Author to discuss multiracial history
French Prairie embodied the melting pot ideology
For The Review, Tidings
What if one of the most common assumptions about the early days of Oregon is wrong? In stories and textbooks, pioneers and Indians rarely stayed in mixed company. These two cultural spheres tended to stay separate from each other in distinct towns and tribes, only overlapping enough to trade goods and knowledge. But what if that wasnt the whole story?
Author Melinda Jette will present an alternative narrative to these ideas at the Museum of the Oregon Territory (MOOT) at 7 p.m. March 4. In her book At the Hearth of the Crossed Races, Jette takes a magnifying glass to the traditional Oregon settlement story and details a biracial French-Indian community whose existence challenged the then-notions of racial exclusion, social separation and white supremacy.
At the Hearth of the Crossed Races focuses on the area that was known as the French Prairie between 1812 and 1859 in the Willamette Valley, its name a reflection of the French-Indian families who settled in the homeland of the Ahantchuyuk Kalapuyans and built a vibrant community there.

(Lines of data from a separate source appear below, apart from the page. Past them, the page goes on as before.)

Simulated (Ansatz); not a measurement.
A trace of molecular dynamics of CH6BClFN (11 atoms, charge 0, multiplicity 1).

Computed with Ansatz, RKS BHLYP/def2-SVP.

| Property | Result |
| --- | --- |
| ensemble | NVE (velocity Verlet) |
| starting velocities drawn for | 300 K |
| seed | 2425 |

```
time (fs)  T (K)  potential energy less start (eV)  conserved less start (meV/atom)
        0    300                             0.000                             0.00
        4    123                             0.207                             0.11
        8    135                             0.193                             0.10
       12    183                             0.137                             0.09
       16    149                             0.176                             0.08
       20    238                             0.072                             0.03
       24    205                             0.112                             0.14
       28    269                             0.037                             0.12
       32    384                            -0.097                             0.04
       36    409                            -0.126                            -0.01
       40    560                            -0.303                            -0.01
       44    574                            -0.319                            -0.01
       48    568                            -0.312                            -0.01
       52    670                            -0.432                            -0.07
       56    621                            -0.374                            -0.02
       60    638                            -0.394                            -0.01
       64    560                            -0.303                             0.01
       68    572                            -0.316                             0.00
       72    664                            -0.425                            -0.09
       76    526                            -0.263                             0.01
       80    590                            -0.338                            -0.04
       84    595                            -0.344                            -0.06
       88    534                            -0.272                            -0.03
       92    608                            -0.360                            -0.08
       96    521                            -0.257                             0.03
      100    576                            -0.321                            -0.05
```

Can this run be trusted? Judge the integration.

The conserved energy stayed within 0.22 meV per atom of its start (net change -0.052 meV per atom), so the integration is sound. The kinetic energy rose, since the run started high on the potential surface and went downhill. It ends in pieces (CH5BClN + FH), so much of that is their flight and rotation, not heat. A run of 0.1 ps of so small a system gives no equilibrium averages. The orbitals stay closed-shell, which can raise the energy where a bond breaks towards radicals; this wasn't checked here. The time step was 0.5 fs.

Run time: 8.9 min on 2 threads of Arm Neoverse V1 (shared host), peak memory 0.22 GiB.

This integrated society was a hybrid. By using American farming techniques, their community quickly became an important destination for Anglo-Americans crossing the Oregon Trail and looking to settle.
The French Prairie embodied the melting pot ideology, and Jette exposes its social, political and logistical role in the westward expansion of America, offering a window into a unique, multi-racial community in the early days of the west.